The opinion of the court was delivered by: MCAVOY
Plaintiff Board of Trustees of Trucking Employees of North Jersey Welfare Fund ("Board of Trustees") originally commenced this action November 30, 1993, in the District of New Jersey, but venue was transferred to the Northern District of New York on motion. In an order dated February 11, 1995, the Court dismissed plaintiff's original complaint under Fed. R. Civ. P. 12(b)(6) but granted plaintiff leave to refile. Plaintiff complied by submitting an Amended Complaint on March 21, 1995. Plaintiff seeks to recover a withdrawal liability assessment pursuant to ERISA, together with interest, statutory liquidated damages, and attorneys' fees, from defendants William Canny, Joseph Canny, Barbara Briggs, Dorothy Conlon, Franklin Fletcher, and Joseph Fletcher ("Canny Family"), as well as from defendant partnership they allegedly created ("Partnership").
The Board of Trustees moved for summary judgment against the Canny Family Partnership and against William Canny, Joseph Canny, Barbara Briggs, and Dorothy Conlon individually based on their failure to initiate arbitration regarding the withdrawal liability assessment pursuant to 29 U.S.C. § 1401. Defendants opposed the motion and moved separately to dismiss the Amended Complaint, or alternatively, to have the case remanded for arbitration and for a more definite statement. The Court heard oral argument on these motions on August 25, 1995. The following constitutes the Court's findings of fact and conclusions of law with respect to the issues raised.
Plaintiff Board of Trustees is the sponsor of a multiemployer pension plan covering employees in the trucking industry. The plan is established and maintained pursuant to collective bargaining agreements and a Declaration of Trust between Local Union 560 and the Motor Carriers Association of North Jersey. Canny Trucking Co., ("Canny Trucking") was a corporation organized and existing under the laws of the State of New York. The company was signatory to an agreement that obliged it to make contributions to plaintiff's pension fund as a participating employer. On September 21, 1987, Canny Trucking filed a petition for bankruptcy in the Northern District Bankruptcy Court. During the course of the proceeding the company discontinued its operations, which allegedly effectuated the complete withdrawal of the company from the pension fund as defined in 29 U.S.C. § 1383(a).
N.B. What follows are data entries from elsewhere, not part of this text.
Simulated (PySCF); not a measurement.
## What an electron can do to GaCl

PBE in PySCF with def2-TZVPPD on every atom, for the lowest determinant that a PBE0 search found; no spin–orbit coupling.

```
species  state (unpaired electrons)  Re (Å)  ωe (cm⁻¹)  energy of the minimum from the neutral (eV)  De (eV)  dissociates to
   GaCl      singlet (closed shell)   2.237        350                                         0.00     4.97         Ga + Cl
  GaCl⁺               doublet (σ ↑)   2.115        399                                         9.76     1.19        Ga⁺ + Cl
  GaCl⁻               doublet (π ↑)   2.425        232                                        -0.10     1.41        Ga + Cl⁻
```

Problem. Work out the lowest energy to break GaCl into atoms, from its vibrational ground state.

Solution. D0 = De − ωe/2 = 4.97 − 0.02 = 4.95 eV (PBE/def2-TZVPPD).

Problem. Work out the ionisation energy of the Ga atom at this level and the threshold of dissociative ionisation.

Following the alleged withdrawal, plaintiff imposed a withdrawal liability assessment of $ 1,221,191.00 against Canny Trucking based upon 1987 figures. The assessment was to be paid in 156 monthly installments. Plaintiff alleges that notice of the liability assessment was given to Canny Trucking in proper fashion. Canny Trucking, however, failed to pay and defaulted, which resulted in the acceleration of the balance of the payments due.
Prior to April 26, 1985, each defendant subject to these motions possessed an equal 1/6 of the shares of Canny Trucking, totalling 100 percent. But on that date, defendants entered into an agreement with Canny Trucking and David Lindsey, an employee of the company, under which a portion of their shares were sold to Mr. Lindsey and the remainder were redeemed by the corporation. Following the transaction, defendants no longer were shareholders in Canny Trucking. At least until 1987, each of the defendants also possessed an equal 1/6 interest in property located at 6-18 Spring Forest Avenue in Binghamton, New York. Defendants leased the property to Canny Trucking from 1975 to at least 1987, and Canny Trucking used the property as its general offices, main trucking terminal, and garage facilities.
Plaintiff now brings suit in this Court seeking to recover the withdrawal liability assessment from defendants. Plaintiff's Amended Complaint alleges that the joint ownership and leasing of the subject real property by defendants constitutes a real estate leasing proprietorship or de facto partnership. It also alleges that this leasing enterprise was a "trade or business" under common ownership and control with Canny Trucking, thereby triggering the "controlled group" provisions of ERISA with respect to payment of withdrawal liability assessments.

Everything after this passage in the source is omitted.